I tried using NodeJS in a server-side script to parse the text content in local PDF files using pdf-parse, which in turn uses Mozilla's amazing PDF parser. Everything worked wonderfully in my dev sandbox, but the whole thing came crashing down on me when I attempted to use the same code in production.
My problem was caused by the sheer number of PDF files I'm trying to process asynchronously: I have more than 100K files that need processing, and Mozilla's PDF parser is (understandably) unconditionally asynchronous – the OS killed my node process because of too many open files. I had started by writing all of my code asynchronously (the preliminary part where I search for PDF files to parse), but even after refactoring all the code for synchronous operation, it still kept crashing.

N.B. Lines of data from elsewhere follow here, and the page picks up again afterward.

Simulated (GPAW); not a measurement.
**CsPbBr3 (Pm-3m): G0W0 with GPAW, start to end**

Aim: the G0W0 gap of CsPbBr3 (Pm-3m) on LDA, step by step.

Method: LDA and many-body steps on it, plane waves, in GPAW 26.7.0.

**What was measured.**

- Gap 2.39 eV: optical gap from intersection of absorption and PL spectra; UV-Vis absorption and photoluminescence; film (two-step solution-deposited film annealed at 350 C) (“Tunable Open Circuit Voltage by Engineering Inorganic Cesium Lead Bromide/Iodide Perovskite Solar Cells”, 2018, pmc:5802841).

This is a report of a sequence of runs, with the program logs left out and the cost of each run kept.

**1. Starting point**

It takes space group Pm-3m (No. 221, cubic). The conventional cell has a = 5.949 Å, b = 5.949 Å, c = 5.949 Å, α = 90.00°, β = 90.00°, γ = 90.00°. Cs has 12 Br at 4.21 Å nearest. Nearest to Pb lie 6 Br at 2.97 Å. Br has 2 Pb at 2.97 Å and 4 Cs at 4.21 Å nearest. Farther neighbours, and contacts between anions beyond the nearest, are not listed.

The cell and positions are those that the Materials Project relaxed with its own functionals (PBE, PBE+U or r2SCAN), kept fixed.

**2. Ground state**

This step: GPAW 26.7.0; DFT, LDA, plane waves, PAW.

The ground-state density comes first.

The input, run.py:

The gist of the problem is related to the cost of the operations: walking the folder structure to look for PDF files is cheap, whereas actually opening the files, reading their contents and parsing them is expensive. So Node kept generating new promises for each file it encountered, and the promises were never fulfilled. If I tried to run the code manually on smaller folders, it worked like a charm – really fast and reliable. As soon as I tried to execute the code on the entire folder structure it crashed, no matter what.
I know Node enthusiasts always answer questions like these by saying the OP is using the wrong programming pattern, but I'm stumped as to what would be the correct pattern in this case.